I don’t like the smell of burning wads of cash but I do like tortoises, so I thought visiting the Galapagos Islands would be a bit of a tight rope act. However, now that I’ve finally conquered Galapagos, I can officially say you don’t need to incinerate your savings to actually put together a decent trip that still takes advantage of the best of the islands. Here are a few of the best ways I found to trim costs without skimping on awesomeness.
I’ve divided the following tips into three sections: planning, arriving and exploring. Enjoy!

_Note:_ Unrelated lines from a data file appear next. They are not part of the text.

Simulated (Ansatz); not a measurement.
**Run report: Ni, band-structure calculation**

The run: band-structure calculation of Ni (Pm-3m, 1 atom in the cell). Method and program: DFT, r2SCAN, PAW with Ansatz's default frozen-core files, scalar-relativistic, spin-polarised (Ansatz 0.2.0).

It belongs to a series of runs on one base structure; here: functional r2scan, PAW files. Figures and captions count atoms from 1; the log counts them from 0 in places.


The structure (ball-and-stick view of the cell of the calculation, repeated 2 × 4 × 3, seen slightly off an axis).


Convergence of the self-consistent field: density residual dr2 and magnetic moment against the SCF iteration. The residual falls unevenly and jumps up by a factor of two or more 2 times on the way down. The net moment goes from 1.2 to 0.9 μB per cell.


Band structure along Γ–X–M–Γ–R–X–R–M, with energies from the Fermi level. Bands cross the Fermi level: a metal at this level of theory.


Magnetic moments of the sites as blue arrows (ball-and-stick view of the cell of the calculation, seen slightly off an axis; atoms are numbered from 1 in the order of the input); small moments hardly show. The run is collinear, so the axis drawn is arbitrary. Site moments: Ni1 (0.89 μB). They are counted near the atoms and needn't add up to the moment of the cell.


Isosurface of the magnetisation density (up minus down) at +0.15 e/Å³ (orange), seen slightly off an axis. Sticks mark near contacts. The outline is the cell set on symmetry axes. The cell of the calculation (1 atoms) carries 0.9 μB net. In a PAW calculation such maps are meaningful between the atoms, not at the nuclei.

1. Have Ecuadorian residency. This will save you money pretty much every step of the way, but is obviously not an option for a lot of people (myself included). If like me, you don’t have residency, skip to the next step.
2. Don’t go with a tour/ cruise if you don’t want to pay big bucks. I’ve met plenty of people who have had brilliant cruise experiences and done great land tours. Sure, if you do one, you’ll have a great time. But, you’ll pay much more than if you simply book a flight to the Galapagos, and piece together a DIY, land-based trip it on your own. Even the cheapest land tours on offer are a few hundred dollars more than you should expect to spend if you go it alone. I found an excellent overview comparing costs of organised tours with DIY trips here.
3. Book flights from Ecuador/ online, and shop around. My partner and I booked flights from Tame’s Quito office (Amazonas y Cristobal Colon) for under US$500 each. I’d suggest allowing at least four full days on the islands, up to around eight days max. We did five days, though our last day we couldn’t do much, as our flight left early afternoon.
4. Research everything you can about Galapagos, then try to narrow down your priorities. The plethora of options the Galapagos has to offer can be overwhelming, so early on decide what you want to focus on (seeing as many animals as possible, getting as much water sports done as you can, or just chilling). I found this Bootsnall article a really good resource for planning.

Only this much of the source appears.